It also affects farming, where TNCs patent seeds or foods. This reached absurd levels when the WTO upheld the U.S. transnational's patent on Indian Basmati rice and a Japanese firm's patent on curry, despite the obvious fact that these TNCs did not invent these traditional foods.

This, along with the ban on subsidies for agriculture in developing countries, but not the U.S. or Europe, has given giant agri-business and chemical TNCs like Cargill and Monsanto greater power over world food production.

This, in turn, is crushing family farms the world around, including in the U.S. It is driving millions off the land and into the labor market or, more likely, un- and under-employment. This only adds momentum to the race to the bottom associated with a world increasingly dominated by TNCs and their interests.

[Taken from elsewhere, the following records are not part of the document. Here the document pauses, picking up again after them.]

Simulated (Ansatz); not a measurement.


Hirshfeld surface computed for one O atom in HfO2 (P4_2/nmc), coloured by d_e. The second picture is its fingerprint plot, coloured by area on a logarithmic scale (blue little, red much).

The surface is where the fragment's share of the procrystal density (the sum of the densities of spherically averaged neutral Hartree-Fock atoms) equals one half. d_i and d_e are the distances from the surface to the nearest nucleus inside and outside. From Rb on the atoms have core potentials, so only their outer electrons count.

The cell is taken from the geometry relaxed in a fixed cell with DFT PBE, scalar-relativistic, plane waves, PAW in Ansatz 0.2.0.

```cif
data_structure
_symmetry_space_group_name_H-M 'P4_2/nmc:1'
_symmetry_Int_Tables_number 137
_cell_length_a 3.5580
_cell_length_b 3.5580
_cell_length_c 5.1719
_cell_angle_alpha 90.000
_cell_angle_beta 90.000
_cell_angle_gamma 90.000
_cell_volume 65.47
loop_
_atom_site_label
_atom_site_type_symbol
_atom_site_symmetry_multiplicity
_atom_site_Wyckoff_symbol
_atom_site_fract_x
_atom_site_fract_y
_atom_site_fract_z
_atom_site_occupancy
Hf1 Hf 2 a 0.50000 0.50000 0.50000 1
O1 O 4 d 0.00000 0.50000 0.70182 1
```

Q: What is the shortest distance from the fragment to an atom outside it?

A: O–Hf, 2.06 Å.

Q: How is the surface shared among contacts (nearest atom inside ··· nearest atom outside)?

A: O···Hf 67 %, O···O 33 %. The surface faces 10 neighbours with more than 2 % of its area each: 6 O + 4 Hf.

WHAT ABOUT LABOR STANDARDS:

The Clinton Administration's proposal for a WTO working group on labor standards is not new. It was first proposed by the U.S. trade delegation to the 1986 meeting of the GATT. In other words, it was first proposed by the Reagan Administration - fresh from crushing the air traffic controllers union. Need we say more?

The AFL-CIO proposes more rigorous labor standards, but it is hard to see how an organization single-mindedly bent on corporate power, deregulation, and cost-cutting could be expected to enforce them in favor of working people and their organizations. Who at the WTO, for example, would reverse the long decline of labor standards in the United States? Are the TNCs that encourage the flouting and violation of labor rights the world around likely to insist that the WTO lead the crusade for workers rights abroad?

WHOSE WORLD?

The WTO vision of the world is the corporate, bottom line vision. In this view, nothing is as important as business and the TNCs that dominate it. Whatever gets in the way must be swept aside. The WTO's world is one of constant change and flux for the vast majority, and of growing inequality and poverty - all organized by the TNCs that dominate it.

Clearly, the vision of the labor movement must challenge the WTO's vision.